Last month, it was Sun royal snapper Arthur Edwards who
was “extremely upset” after the Washington Post portrayed him as some
kind of foulmouthed Cockney.

Now, a few more members of the royal press pack have featured in the US press. Their asides on Charles and

Camilla’s recent US trip were gleefully reproduced by Kevin Fagan, a staff writer on the San Francisco Chronicle.

He
starts by describing the royal hacks – who included The Sun’s Duncan
Larcombe and Hello’s Judy Wade – as “a fairly amiable lot” for “a pack
that gets penned like animals”.

But Fagan then reports Wade as
saying of Camilla: “She hasn’t had a facelift like rich US women would
have. She scrubs up well, but she’s got a hard mouth.”

Larcombe’s
bosses will doubtless be delighted with his view: “Basically, Charles
is kind of boring. A trip like this is what we call DBW –Dull But
Worthy.”

And the Daily Express newsdesk might not be holding their breath for royal scoops from Richard Palmer.

Asked
by Fagan for the most interesting thing Charles has said to him, Palmer
spat out: “Nothing. He never talks to us. He hates us. The best bits
come when you can follow the crowd around and get the odd cheeky
comment.”

1pm girl

I WILL spare
the blushes of the Fleet Street news editor who returned from a lads’
holiday only to inform his unforgiving editor that he required another
two days away from the office. “I’ve got dreadful sunburn,” was the
priceless excuse offered by the hapless executive.

WORD REACHES
me Richard Desmond’s spanking new HQ for his Northern & Shell
empire beside the Thames is suffering from an influx of rats (no, real
ones!). Not what Express staff expect from bosses in charge of the
“world’s greatest newspaper”.

BAD NEWS for the political scribes
in the Press Gallery at Westminster. I hear their subsidised dining
room is to be closed for a while next year while workmen repair part of
the roof at the Commons.

DESPAIR AT the Daily Mirror where the
newsroom fears that chief executive Sly Bailley is about to execute the
job cuts she promised the City – a move which halted Trinity Mirror’s
sliding share price.

“It’s not so much last in first out,”
according to one of editor Richard Wallace’s minions. “We hear they are
going after the few reporters left on a decent salary.”

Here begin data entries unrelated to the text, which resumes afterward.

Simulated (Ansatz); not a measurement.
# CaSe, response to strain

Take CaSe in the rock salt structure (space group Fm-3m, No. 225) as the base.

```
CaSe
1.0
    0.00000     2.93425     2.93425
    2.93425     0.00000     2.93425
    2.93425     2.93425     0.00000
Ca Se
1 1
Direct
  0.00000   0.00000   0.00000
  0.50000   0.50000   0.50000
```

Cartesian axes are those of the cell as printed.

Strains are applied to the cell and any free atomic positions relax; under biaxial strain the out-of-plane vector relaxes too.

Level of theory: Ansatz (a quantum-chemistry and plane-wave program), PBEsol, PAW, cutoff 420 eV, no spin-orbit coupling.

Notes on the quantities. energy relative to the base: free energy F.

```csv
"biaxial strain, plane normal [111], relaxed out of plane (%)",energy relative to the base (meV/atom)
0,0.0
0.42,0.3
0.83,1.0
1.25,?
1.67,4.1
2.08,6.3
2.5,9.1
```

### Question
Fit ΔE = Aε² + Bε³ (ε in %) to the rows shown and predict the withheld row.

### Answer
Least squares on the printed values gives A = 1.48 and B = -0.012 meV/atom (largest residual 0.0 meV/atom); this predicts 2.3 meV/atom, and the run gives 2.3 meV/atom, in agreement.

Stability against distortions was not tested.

HYPOCRITE OF the week goes to Sun columnist Jon Gaunt for his rant against his former employers at the BBC.

Gaunt
was forced to give up his job at BBC Coventry after the corporation
decided it would be incompatible with his new role as a wannabe
Littlejohn on the Sun.

This week , Gaunt attacked the “bloated”
for its cross-promotion of its shows as “verging on the corrupt” – an
attack that will doubtless delight his new boss.

But Gaunt is
suffering from amnesia. When he worked on London radio, he was one of
the most relentless exponents of “cross promotion”. He was always
popping up on BBC London’s TV news to, er, talk up his radio show.